What makes a car “different?”
On my last trip to Italy, Andrea Zagato, Marella Rivolta Zagato and I were hashing that out when discussing their one-off Aston Zagato DBS that was first seen at Aston’s Centenary in July. The Zagatos’ daily driver is a turbo diesel BMW Gran Coupe, and when Andrea mentioned that it was also “different” in terms of design, I had to disagree.
“That roofline is low and the profile sleek,” I said, “but it has the general proportions and three-volume shape one expects to find in a sedan. Plus Mercedes’ CLS, Audi’s S7 and, to a much lesser extent, the Jaguar’s XJ are pretty much the same thing—fast, low roofed sedans.”
After agreeing with my reasoning, Andrea turned his attention to the inspiration for the DBS. “Our idea was to do a modern interpretation of the philosophy Aston had in the 1980s,” he said. “Back then, there were styling cues that linked the cars (like the traditionally Aston shaped grille) but the individual models had their own distinct character. That is what we wanted to do here.”
While “different” doesn’t always turn out well, Zagato took a familiar form (the fastback or berlinetta, in this case) and made into something to behold. They kept the DBS’s marvelous proportions but completely changed the look of the car—its side profile is nothing short of stunning, the best I’ve seen in ages. The hood appears to be a mile long compared to the low cabin, yet it doesn’t look awkward or out of place. The crisp beltline crests over the rear wheel haunch, then smoothly slopes downward so your eye effortlessly moves from the rear to the front. The chiseled character line just below the beltline flows in parallel, and the litheness of the body above the front wheelarch and the back end’s higher stance give the Aston a lean, taut look, much like a greyhound ready to spring out of a starting gate.

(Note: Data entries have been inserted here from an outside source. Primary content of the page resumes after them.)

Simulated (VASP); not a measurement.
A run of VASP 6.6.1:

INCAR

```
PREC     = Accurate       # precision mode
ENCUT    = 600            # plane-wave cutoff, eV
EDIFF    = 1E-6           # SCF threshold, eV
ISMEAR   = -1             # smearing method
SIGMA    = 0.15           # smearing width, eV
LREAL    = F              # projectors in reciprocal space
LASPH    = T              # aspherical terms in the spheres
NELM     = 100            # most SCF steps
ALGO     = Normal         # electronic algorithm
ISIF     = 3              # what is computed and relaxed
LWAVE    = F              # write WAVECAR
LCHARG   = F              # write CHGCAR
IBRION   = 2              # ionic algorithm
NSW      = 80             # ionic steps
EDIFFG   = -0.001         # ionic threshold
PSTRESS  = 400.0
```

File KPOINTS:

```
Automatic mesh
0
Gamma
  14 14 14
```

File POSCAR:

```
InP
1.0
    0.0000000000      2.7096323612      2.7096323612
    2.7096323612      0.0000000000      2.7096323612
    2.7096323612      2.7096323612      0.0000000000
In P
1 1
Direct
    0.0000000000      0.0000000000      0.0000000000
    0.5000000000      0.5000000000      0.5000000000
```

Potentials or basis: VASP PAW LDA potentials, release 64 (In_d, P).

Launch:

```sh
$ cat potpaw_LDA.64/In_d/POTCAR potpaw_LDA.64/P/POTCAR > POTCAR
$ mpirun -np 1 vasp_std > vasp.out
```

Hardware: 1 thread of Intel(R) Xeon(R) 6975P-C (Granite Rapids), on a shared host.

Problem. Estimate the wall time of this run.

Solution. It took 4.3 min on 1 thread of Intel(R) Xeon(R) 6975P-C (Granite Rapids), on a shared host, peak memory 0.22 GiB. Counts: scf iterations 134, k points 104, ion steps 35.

Not everything captivates my fancy, though. I’m not completely sold on the headlight treatment, or the grille, though I’m not sure what I would have done (and here is that word again) differently. And yes, the rear corners and decklid profile remind me a bit of a 1990s Camaro, but I don’t care; they work on the design.
Remarkably, Zagato didn’t have to go radical like BMW’s ultra cool i8 to pull off the “different is good” trick. The Aston’s roofline, proportions, and silhouette are unique in 2013, plus it has what may be the year’s sweetest bit of design jewelry—that super effective brushed aluminum trim that flows along the roof and B-pillar, comes sweeping across the edge of the door, and runs out to the front of the hood. The way it mimics the design’s rear-to-front movement is an inspired styling touch that had me trying to figure out ways to photograph it so anyone anywhere could share in its deliciousness. And, it is a subtle, innovative integration of Zagato’s trademark “Z” into the B-pillar.
Another highlight is the color. Chosen by Marella Rivolta (who has an incredible sense for style and fashion), I’d never have thought of using that hue. But it shows how effective a proper (and different) color can bring out the best a car has to offer. The shape comes alive without jarring your eyes, and try as I might I couldn’t think of a color that would have shown it off better, or made the car look more contemporary.
All this makes the Zagato Aston the coolest car I’ve seen this year. That surprised me, for I wasn’t sold on the renderings and photos I’d viewed online. The DBSZ was done to celebrate Aston’s centenary, and it highlights an under-the-radar trend that is finding some traction in the upper echelons of the motoring world—that true custom coachwork, the desire to have something different, is making a comeback.
For enthusiasts everywhere, that may be the best news of all.